Elegant physical analogy: Attraction (quality improvement) + repulsion (diversity spread) = self-organized equilibrium.
Theoretical completeness: Monotonicity, submodularity, limit equivalence, and lower-bound derivation provide a solid foundation.
Subtle effect of the geometric mean: Automatically implements a curriculum — low-quality solutions first improve quality; high-quality solutions begin to disperse.

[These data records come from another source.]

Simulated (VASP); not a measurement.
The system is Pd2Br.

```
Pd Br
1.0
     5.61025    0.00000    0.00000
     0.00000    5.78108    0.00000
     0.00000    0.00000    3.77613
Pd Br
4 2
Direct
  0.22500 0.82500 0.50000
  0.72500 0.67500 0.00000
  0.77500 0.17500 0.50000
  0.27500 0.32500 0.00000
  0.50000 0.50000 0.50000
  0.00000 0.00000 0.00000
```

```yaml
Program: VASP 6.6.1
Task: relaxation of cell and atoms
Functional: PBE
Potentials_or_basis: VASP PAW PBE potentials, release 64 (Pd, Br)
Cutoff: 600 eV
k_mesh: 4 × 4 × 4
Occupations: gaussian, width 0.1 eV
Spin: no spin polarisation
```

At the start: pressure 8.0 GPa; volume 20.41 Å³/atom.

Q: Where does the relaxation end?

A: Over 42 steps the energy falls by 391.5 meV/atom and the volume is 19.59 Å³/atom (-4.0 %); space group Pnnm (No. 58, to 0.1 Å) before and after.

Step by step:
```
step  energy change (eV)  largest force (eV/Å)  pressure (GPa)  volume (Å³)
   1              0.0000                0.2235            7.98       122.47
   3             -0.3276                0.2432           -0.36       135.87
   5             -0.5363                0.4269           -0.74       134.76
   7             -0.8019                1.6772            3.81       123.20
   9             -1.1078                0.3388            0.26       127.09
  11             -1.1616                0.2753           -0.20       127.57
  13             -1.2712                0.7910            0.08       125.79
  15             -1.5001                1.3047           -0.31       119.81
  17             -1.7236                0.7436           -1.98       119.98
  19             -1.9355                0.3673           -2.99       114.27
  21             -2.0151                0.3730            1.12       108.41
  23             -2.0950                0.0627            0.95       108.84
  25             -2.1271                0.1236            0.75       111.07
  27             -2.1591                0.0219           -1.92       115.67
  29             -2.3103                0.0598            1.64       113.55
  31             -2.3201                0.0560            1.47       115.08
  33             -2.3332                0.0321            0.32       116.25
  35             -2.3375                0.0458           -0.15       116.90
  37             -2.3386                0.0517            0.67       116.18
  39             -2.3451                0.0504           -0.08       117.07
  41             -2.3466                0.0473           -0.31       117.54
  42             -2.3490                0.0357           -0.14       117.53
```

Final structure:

Limitations & Future Work¶

The lower-bound approximation omits three-body and higher-order interactions, which may be inaccurate for very densely clustered populations.
The hyperparameter \(\gamma\) requires tuning and is sensitive to problem scale and behavior space structure.
Unlike archive-based methods, SQUAD lacks explicit solution storage, making direct querying of specific behaviors less convenient.
The method is not directly applicable to non-differentiable objective functions, such as RL problems requiring simulators.

QD Algorithms: MAP-Elites (Cully et al., 2015), CMA-MEGA (Fontaine & Nikolaidis, 2021/2023)
Differentiable QD: DQD (Fontaine & Nikolaidis, 2021), PGA-ME (Nilsson & Cully, 2021)
Novelty Search: Lehman & Stanley (2011), DNS (Bahlous-Boldi et al., 2025)
Diversity Metrics: Vendi Score (Friedman & Dieng, 2023)

Rating¶

Novelty: ⭐⭐⭐⭐⭐ — The Soft QD Score redefines the objective of QD optimization, representing a paradigm-level contribution.
Theoretical Depth: ⭐⭐⭐⭐ — Monotonicity, submodularity, limit equivalence, and lower-bound derivation.
Experimental Thoroughness: ⭐⭐⭐⭐ — Three benchmark domains, multi-dimensional scalability analysis, and ablation study.
Value: ⭐⭐⭐⭐ — A viable approach for high-dimensional QD, though limited to differentiable objectives.